March 21, 2022

Homily on our Holy and Wonderworking Hierarch Gregory Palamas Archbishop of Thessaloniki (Elder Gabriel Dionysiatis)

 Homily on our Holy and Wonderworking Hierarch 
Gregory Palamas Archbishop of Thessaloniki

By Archimandrite Gabriel,
Abbot of the Holy Monastery of Dionysiou


Six hundred years have passed since our Father among the Saints Gregory Palamas, Archbishop of Thessaloniki, reposed in the Lord. In 1959, honoring this anniversary in a grand manner, beginning with November 14, the day of his repose, the Church of Thessaloniki dedicated a festive celebration of three days in that city.Among the participants were representatives of all the Orthodox Churches and leaders in the field of Orthodox Theology. The celebrations constituted a major event in the history of the whole Orthodox Church, and by extension of the Holy Mountain, for it was here that the Holy Father began his spiritual activities and arduous struggles for Orthodoxy, having as his co-workers a group of select, God-inspired monastics.

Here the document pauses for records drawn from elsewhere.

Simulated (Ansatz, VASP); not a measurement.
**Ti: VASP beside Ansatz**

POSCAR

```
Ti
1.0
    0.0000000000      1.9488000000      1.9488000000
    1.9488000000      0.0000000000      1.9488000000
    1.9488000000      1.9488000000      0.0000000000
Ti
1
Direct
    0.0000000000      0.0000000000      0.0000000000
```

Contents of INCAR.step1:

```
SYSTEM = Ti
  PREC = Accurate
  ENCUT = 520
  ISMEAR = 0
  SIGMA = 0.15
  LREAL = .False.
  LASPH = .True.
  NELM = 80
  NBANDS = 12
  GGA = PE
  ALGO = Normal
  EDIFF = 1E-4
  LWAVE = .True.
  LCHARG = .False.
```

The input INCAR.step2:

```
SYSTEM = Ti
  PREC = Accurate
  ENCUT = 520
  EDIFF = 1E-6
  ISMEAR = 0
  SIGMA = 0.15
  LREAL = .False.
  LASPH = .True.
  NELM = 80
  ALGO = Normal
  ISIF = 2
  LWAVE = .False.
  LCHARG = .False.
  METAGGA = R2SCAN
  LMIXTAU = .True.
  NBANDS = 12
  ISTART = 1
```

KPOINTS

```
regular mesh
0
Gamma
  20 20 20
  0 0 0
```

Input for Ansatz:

The Hesychastic Movement of the 14th century constituted a flowering of our theological and philosophical literature. And it is recognized both by our scholars and by others as the most important religious movement of the Middle Ages.

For us Orthodox, and particularly the Greeks, it has an altogether special significance, from the religious as well as from the national standpoint. The 'Hesychastic Disputes' of that century, as they have been called in Church history, were not merely a rupture of the Palamites and the Barlaamites, not simply a special dispute about the 'uncreated light' and 'noetic prayer'. At its core, it was a clash between East and West, between Orthodoxy and Roman Catholicism, and still deeper between Hellenism and Latinism. It was the culmination of three centuries of discord between two worlds. It was the opposition of the Orthodox soul to the arrogant aspirations of Papism that was later manifested at the Pseudo-Synod of Florence.

Throughout this dispute, Rome wanted to feel out the resistance of the East to its plans, and having the Latinizers as its allies, carried out an intense war against Palamas for a period of twenty years. Rome was finally defeated in definitive manner through the decisions of the Synod of Constantinople in 1341.

Orthodoxy owes much to this great teacher and authority on the dogmas. He is, after Saint Athanasios the Great, par excellence the authority of the dogmas, and similar to him in the sufferings which he endured, having been subjected to various persecutions by the Latins and by our Latinizers. But finally, through divine aid, he prevailed over them. He is the loudest herald of secret theology after Saint Gregory of Nyssa, and the most prolific writer among the later Fathers of our Church.

The great Metropolis of Thessaloniki is justly proud of her great Hierarch and Wonderworker Saint, and duly celebrates his memory.

The Holy Mountain, too, extols him and boasts of him in Christ, as an Hagiorite, as a remarkable apologist of monasticism, and as outstanding philosopher of mystical activity of the soul and purification according to Christ. And it deeply prays that the spirit of Saint Gregory Palamas will govern and direct the thoughts and orientation of today's leaders of the Church in the defense of the eternal truths of our Orthodoxy. In the course of the centuries, seldom are observed celebrations with such spirituality and very seldom has the Christian world duly concerned itself with 'Secret' Theology, the chief representative of which is considered to be Saint Gregory Palamas.

For our epoch especially - a time of spiritual aridity, of materialism - celebrations with a turning of the attention inward, such as that in Thessaloniki, consistute a spiritual oasis, refreshing weary mankind.

In our materialistic age, with the frantic endeavor to conquer the physical universe, and the turning of society towards technological civilization, mankind has lost its true orientation, has lost its ideals. It concerns itself with everything except the soul, having become 'mere flesh'. But "what is a man profited if he shall gain the whole world, and lose his own soul?" as the Holy Gosple says (Matthew 16:26). For this reason we rejoice when we hear of spiritual celebrations such as this one.